• IBB: Enquiring Aural Sensitivity and Empowering the Spectator

 

 Motion Capture for the Audible Space: 

                        Empowering the Spectator

With consideration of the questions arising from my time in Culemborg, I realize a desire to work with a space that responds directly to the spectator: to create a real-time dialogue between the spectator and the space, the space and my media, the spectator and the media…  I felt the urgency to investigate people’s aural sensitivity.
           So, I got to work in a period of time with an infra-red, network-based Motion Capture system in the HKU Ina Boudier-Bakkerlaan BlackBox.  I assigned and mapped trigger-points in the space at which when an infrared sensor is moved through the area of a trigger, a sound that I designed is played.  I experimented with an open space and also with a space containing an array of objects. Both gave interesting insights to spectatorship and how we listen to a space and each other.  I also realized the stories within objects. 

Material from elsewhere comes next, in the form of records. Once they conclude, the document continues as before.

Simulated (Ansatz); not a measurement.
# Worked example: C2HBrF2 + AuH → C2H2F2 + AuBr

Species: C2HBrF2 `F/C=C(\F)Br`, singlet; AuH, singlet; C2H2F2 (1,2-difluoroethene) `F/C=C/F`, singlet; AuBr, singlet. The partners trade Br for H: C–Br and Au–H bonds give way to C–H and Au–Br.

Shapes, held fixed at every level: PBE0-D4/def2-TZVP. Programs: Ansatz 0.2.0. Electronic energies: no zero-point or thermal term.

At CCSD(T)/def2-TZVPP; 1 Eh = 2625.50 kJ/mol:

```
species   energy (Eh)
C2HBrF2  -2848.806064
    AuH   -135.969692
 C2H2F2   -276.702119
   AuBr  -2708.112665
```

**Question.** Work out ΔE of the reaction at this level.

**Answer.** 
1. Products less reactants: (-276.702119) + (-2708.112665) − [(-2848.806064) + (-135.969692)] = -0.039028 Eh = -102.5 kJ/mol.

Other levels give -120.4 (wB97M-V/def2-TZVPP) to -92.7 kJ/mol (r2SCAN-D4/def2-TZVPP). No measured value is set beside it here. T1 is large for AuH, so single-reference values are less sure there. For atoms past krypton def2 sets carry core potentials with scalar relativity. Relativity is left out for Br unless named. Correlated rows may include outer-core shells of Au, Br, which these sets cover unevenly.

The results of the Motion Capture work-in-progress taught me 3 main things:
1 : Gestural Communication


Participants begin to listen gesturally as the motion capture triggers the audio through movement of sensors.  This encourages curiosity in the spectator about localization of the sounds and trigger points, and great playfulness emerges between peers as they can jam together in the space.  The space itself becomes an instrument : an open performative body.

 

2 : Objectivity and assigning meaning


With the object array, I placed several tin-cans within the range of the Motion Capture system.  The space was dark and I assigned torches to the tracking nodes – so the audible response was triggered by the act of searching with the space and discovering the objects within the space.  
Through feedback, I learned that people assigned different meanings to the object: some felt they were in a factory, some felt they were uncovering a social issue of unfair wages as per the operations of the brand of tins, and some people felt suspended by the object as the experience orientated around using the torch to investigate the tins and receive audible location responses. 



3 : Technology : go far and return


As a scenographic researcher, I found that working intently and intensely with technology for a period of time immersed me in the blackbox environment.  I became affiliated with the technology.  I discovered how the technology serves as a tool of a design execution, not as a sole reasoning to create.  This was a very interesting realization as I found that the technology should be employed in my practice as an extension of creative possibilities.  I came back to my core ethos as a scenographer and re-realized my desire to use the space to sensitize us to the present, which the technology served here to do.